Strive, one of the largest publicly listed Bitcoin treasury firms on Nasdaq, is calling on MSCI to reconsider its proposal that would exclude major Bitcoin-holding companies from its global indexes.

The proposal aims to remove firms whose digital asset holdings make up more than 50% of their total assets. According to Strive CEO Matt Cole, this approach is “unworkable” and could negatively impact passive investors who rely on MSCI indexes for exposure to the broader market.

Source: Matt Cole

Analysts have already highlighted the potential impact of the policy. JPMorgan warned that Strategy, another major Bitcoin treasury firm currently part of the MSCI World Index, could lose around $2.8 billion if the exclusion is finalized. Strategy’s chairman, Michael Saylor, has confirmed the company is in active discussions with MSCI to address the issue.

Bitcoin Miners Are Becoming AI Infrastructure Providers

Strive argues that large Bitcoin miners — including MARA Holdings, Riot Platforms, and Hut 8 — should not be penalized because they are now expanding into AI infrastructure. These firms operate large data centers and energy-intensive facilities, making them well-positioned to support the fast-growing demand for AI computing power.
Cole says that even as revenue from AI services grows, these companies will still hold Bitcoin, meaning MSCI’s exclusion would block investors from participating in both Bitcoin and AI growth.

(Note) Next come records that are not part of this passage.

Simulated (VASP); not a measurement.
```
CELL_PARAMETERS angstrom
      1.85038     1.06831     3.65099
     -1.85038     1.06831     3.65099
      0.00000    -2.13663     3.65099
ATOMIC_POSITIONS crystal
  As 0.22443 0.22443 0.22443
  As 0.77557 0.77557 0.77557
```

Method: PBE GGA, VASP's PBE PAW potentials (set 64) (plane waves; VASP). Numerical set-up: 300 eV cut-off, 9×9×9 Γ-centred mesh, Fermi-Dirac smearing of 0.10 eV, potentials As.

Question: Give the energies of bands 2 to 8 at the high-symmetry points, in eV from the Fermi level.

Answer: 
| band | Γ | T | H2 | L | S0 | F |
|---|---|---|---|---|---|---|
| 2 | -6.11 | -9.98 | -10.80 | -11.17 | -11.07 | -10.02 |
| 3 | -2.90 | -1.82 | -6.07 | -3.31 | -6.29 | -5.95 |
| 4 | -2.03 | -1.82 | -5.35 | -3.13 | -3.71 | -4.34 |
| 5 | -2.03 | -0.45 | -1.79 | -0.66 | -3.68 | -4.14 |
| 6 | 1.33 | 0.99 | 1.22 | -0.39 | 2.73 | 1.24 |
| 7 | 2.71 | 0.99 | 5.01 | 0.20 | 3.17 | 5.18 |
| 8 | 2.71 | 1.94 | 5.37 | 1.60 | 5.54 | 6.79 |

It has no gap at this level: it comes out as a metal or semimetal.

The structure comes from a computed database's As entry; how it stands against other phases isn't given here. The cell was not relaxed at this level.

Strive also notes that the exclusion could unfairly affect companies like Strategy and Metaplanet, which currently offer structured financial products linked to Bitcoin’s performance. Similar Bitcoin-linked offerings from major banks such as JPMorgan, Morgan Stanley, and Goldman Sachs would not be affected, creating what Cole calls an “asymmetric disadvantage” for Bitcoin-native firms.

The 50% Rule Is Difficult to Apply

Another issue raised by Strive is the practicality of measuring when a company crosses the 50% threshold. Digital asset exposure can come from spot Bitcoin, ETFs, derivatives, or other instruments. As a result, companies may repeatedly move above and below the threshold, causing them to enter and exit indexes frequently.
Cole also pointed to Trump Media — one of the largest public Bitcoin treasury holders — which was not listed in MSCI’s preliminary exclusions simply because its holdings were just below 50% at the time.

Instead of the exclusion rule, Strive proposes that MSCI introduce a separate “ex-digital asset treasury” version of its existing indexes. This would give investors a choice:

  • those who want to avoid Bitcoin-heavy companies can choose the filtered index
  • those who want full market representation can continue using the standard index

Strive believes this solution offers a fair and practical way to satisfy both types of investors without distorting the overall market.

Final Thought

Strive’s response highlights a key debate in modern investing: how traditional index providers should adapt to the growing presence of Bitcoin-focused companies. As Bitcoin treasuries expand into AI and structured finance, exclusion rules may risk cutting investors off from high-growth opportunities. Strive argues that offering flexible index options is a smarter approach than enforcing blanket restrictions.